The Boeing-McDonnell Douglas merger announcement further signals that Big Business believes the antitrust laws in the United States are defunct. It is incumbent upon the Clinton Administration to demonstrate by its actions that this view is mistaken.
The Boeing-McDonnell Douglas merger would join the only two competitors in the U.S. commercial jet market. It would limit international competition in the industry to two firms, Boeing and the European Airbus. Industry analysts predict the Boeing-McDonnell Douglas merger will foreclose new entrance into the market for the next 15 to 20 years.
If this merger does not violate of the Clayton’s Act proscription against mergers and acquisitions where “the effect of such acquisition may be substantially to lessen competition or to tend to create a monopoly,” then the nation’s antitrust laws have no meaning.
The Boeing-McDonnell Douglas merger also clearly runs afoul of the Justice Department’s guidelines for review of horizontal mergers. Assuming, absent the merger, Boeing would have a 60 percent share of the market for new orders of commercial jets, Airbus 35 percent and McDonnell Douglas 5 percent, the Herfindahl-Hirschman Index by which the Justice Department assesses market concentration would be 4,850 before the merger, and 5,450 after the merger. Under the guidelines, any market with an Index above 1,800 is considered highly concentrated. The merger would increase the Index by 600, six times the threshold of 100 which the Justice Department guidelines say are “presumed [to] … create or enhance market power or facilitate its exercise.”

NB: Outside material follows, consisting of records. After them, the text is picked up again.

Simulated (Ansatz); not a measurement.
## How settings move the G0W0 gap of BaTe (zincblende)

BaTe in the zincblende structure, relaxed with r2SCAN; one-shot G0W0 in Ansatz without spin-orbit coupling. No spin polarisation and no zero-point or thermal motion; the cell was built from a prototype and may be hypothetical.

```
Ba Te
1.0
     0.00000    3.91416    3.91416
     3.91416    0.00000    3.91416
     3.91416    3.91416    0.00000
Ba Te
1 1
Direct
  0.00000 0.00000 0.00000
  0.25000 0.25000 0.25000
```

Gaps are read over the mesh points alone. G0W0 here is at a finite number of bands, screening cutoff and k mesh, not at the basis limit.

Some in the Clinton administration may mistakenly support the merger on policy grounds; if they wish to see the merger allowed, they should seek passage in the next Congress of legislation providing for a special exception to the antitrust laws to be applied to this merger. For now, the law clearly compels them to block the merger.
The merger is not only illegal; it is also a bad idea. Competition spurs lower prices, technological innovation and enhances consumer power. Although McDonnell Douglas holds a small share of the commercial jet market, it has helped keep prices down. Airline executives — speaking off the record only, for fear of offending the Boeing behemoth — say that McDonnell Douglas regularly offered lower prices for its jets in negotiations with the airlines, forcing Boeing and Airbus to drop their prices.
As McDonnell Douglas considered building a new jumbo jet line, Boeing took aggressive steps to assure the airlines would not place orders that would have helped create a jumbo jet competitor.
Indeed, Justice Department and Federal Trade Commission antitrust enforcer eyebrows should be raised at the press accounts reporting Boeing and McDonnell Douglas had been meeting for three years to discuss a potential merger. Those agencies should investigate whether Boeing and McDonnell Douglas executives discussed McDonnell Douglas’s potential entry into the jumbo jet market, and whether the McDonnell Douglas decision not to enter the market came out of those discussions.
There are still more reasons to oppose the merger. In the defense sector, the merger would limit effective competition to two companies, with perhaps a third to emerge from the remaining second tier defense corporations. The mega defense companies will have significant control in determining which defense technologies will be developed in the decades to come — and at what price. Taxpayers, who foot the defense industry bill, will pay the price.
Most worrisome is the political leverage which Boeing will acquire as a result of the deal. Concentrated economic power yields concentrated political power, which undermines democracy and distorts public policy. As one of two or three major defense companies, Boeing will have undue influence in shaping weapons acquisition policy at the Pentagon, as well as on broader defense policy questions.
As the only U.S. commercial jet manufacturer, Boeing will be positioned to unduly influence industry regulation.
As a manufacturer with especially widespread manufacturing operations, Boeing will be able to exert strong influence over a range of industrial policy issues.
And with its existing status as the largest U.S. exporter enhanced by the merger, Boeing will be positioned to improperly shape U.S. foreign policy on issues relating to China and international trade, among others.
The impetus for the passage of U.S. antitrust laws was a concern with how economic power gives rise to political power. It is hard to imagine a single merger proposal which could better highlight the wisdom of those laws. It is up to the Clinton administration to show they are still vibrant.